1: Define Your Needs
Congratulations on your decision to purchase a new home! It is important to select a professional real estate agent to work with you before you begin house hunting, in order to help define what kind of home and neighborhood best suits your desires and needs. The finer the criteria on your wish list, the more effective your home search will be. To further define your needs it helps to divide your list into negotiable and non-negotiable items so your agent can operate with some flexibility when scouting for homes on your behalf.
2: Get Pre-Approved
Now that you know what you want in a home and neighborhood you need to know what you can afford. The best way to do this is to get prequalification or preapproval for a home loan. Your real estate agent can refer you to a mortgage broker to begin that process. In most markets pre-approved buyers are preferred by sellers over those who are pre-qualified.
Your pre-approved status lets the seller know:
- You have gone through an extensive financial background check.
- A lender is willing to do business with you.
- The likelihood of unexpected financing obstacles is minimal.
3: Let the House Hunting Begin
Now you are ready to embark on your home search – an endeavor we know can prove overwhelming if not approached with some forethought! The most efficient route is to allow your real estate agent to do the initial scouting for you. Using your wish list as a guide, he/she will alert you of new and existing listings that have strong potential. If they pique your interest your agent will arrange home tours at your convenience. Many agents send daily or weekly email alerts, depending on the available inventory in your market. You also will likely do some research on your own – and your agent can/should recommend the online sources that are most reliable and promptly updated.

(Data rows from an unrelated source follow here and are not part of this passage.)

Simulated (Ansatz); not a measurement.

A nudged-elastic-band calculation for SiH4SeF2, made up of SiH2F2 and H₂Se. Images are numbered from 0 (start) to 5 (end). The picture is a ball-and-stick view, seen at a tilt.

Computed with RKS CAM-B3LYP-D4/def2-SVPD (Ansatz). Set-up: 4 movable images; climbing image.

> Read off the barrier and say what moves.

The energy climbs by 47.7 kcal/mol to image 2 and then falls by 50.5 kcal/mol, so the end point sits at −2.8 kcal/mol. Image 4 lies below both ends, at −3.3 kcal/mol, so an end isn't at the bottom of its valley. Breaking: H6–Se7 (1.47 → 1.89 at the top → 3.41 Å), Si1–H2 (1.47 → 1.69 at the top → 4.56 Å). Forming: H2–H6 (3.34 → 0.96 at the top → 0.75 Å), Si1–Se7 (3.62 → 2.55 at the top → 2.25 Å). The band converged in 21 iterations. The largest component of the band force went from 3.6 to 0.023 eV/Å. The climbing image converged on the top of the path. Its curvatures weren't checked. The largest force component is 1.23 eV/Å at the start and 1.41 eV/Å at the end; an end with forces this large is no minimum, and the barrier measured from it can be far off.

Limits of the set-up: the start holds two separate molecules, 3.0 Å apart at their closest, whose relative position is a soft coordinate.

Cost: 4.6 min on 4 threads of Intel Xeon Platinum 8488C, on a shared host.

Regardless of how you find/locate the property, the next step requires really digging into the details of the property with your buyer agent guide. You’ll want expert assistance evaluating factors affecting the value of the property – including location, size and layout limitations, and key condition items to be aware of up front.
4: Make an Offer
When you’re ready to make an offer on a home your real estate agent will help you determine the offer price by reviewing recent comps – sales of homes similar in size, quality and amenities. With your input your agent will draft a written contract outlining what needs to be done by both parties to execute the transaction. If the seller accepts the offer, the document becomes a binding agreement, so it is imperative that you carefully review it with your agent and speak up if anything is not clear to you. However, if the seller changes any aspect of the offer, it is not a binding agreement until the buyer agrees to the seller’s changes.
5: Ratify/Strike a Deal
Sometimes you get lucky and the seller accepts your offer as written. However, in most instances the seller will make a counter-offer. This is where your real estate agent’s experience in negotiations and knowledge of the area market is invaluable. Keep in mind almost everything is negotiable when you are buying a house. This can give you a great deal of leverage in the buying process IF you have adequate information and you use it in an appropriate manner.
Some items you may negotiate:
- Closing costs
- Move-in date
Remain in close contact with your agent so you can quickly review any changes from the seller, and consult on the most strategic response. Remember that bargaining is not a winner-take-all deal. It is a business process that involves compromise and mutual respect to ensure a win-win outcome.
6: Prepare for the Closing
When an offer becomes a binding agreement your real estate agent (and their team of specialists) will help you tackle the checklist of action items that you, as the buyer, have agreed to perform prior to closing. Depending on how the responsibilities are assigned in the agreement this is typically when you will:
- Conduct home inspections.
- Get an appraisal and finalize your financing.
- Secure title and property insurance.
- Shop for a home warranty.
Completing these steps in a timely and professional manner is a must, as any delays could threaten a contract and successful closing. A first-rate real estate agent should be your “one-stop shopping” referral source for service providers. Your agent also should be your advocate, helping to coordinate activities and making sure the vendors have access to the property to perform their jobs.